The discussion around Austin’s public transportation debate has been at times both fevered and nuanced, driven in large part by social media. There have been discussions about lightrail, late-night bus service, parking ticket waivers, taxi driver accountability and, of course, drinking and driving. But during this call to action, no one name has popped up more than Uber, the black car ridesharing service started and headquartered in San Francisco.

For those who haven’t used the service — which is currently available in 35 countries and dozens of cities across the U.S. including New York, Los Angeles, Dallas and Houston — Uber is a smartphone-based app that allows users to tap a button, type in a destination and order a chauffeured black car directly to their front door. On Thursday, May 15, the Austin City Council will vote to approve a resolution asking City Manager Marc Ott to develop a recommendation for personal, non-commercial vehicles services like these.

In a 2013 memo to Mayor Lee Leffingwell, Ott and the City Council, then-director of the Austin Transportation Department Robert Spillar wrote that rideshares like Uber must be regulated through a taxi franchise or operating authority, thus ending the chances of the company operating within city limits.

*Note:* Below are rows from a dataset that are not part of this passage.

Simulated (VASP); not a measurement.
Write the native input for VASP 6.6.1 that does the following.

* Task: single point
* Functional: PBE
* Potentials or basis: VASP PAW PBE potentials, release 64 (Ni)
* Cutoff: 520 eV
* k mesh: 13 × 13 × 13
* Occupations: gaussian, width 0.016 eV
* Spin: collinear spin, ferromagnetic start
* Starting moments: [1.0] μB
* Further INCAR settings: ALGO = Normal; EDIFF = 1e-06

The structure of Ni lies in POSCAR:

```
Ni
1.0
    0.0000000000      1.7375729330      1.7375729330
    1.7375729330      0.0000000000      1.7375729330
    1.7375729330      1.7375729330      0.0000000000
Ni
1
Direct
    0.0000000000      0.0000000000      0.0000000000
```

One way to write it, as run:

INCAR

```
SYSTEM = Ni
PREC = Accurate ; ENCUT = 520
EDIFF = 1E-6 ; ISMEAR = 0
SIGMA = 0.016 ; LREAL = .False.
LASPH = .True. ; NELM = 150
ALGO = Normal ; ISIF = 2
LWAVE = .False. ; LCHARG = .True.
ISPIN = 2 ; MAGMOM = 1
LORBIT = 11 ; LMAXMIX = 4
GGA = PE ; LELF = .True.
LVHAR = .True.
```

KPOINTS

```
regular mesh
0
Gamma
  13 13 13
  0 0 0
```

Staff believes that these two services (car/vanpool or licensed vehicles-for-hire) represent the full spectrum of ridesharing activities possible and that smart phone enabled rideshare (SPER) applications either facilitate legitimate car/vanpool activities where compensation is on the basis of trip cost (now legal under City Code); or they are serving as dispatch for a vehicle-for-hire activity, that if not licensed through a taxi franchise or operating authority, is illegal.

Currently, rideshares like Uber, Sidecar and Lyft, among others, are unable to provide service in Austin, due in part to complex regulations and a city code that covers only car/vanpools and regulated taxi and chauffeured rides. Rideshare companies fall somewhere in the middle; unlike a traditional taxi or limo company, many rideshares simply provide the connection between the driver and the passenger, not the actual service itself.

Sounds familiar, doesn’t it? Uber has a petition that has attracted a lot of support. You have to admit, if there’s a city in Texas that would seem like a natural fit for these services, it’s Austin. More here:

“This is an important, pressing issue. We have people on the streets of downtown Austin who need options,” said Chris Riley, Austin City Council member.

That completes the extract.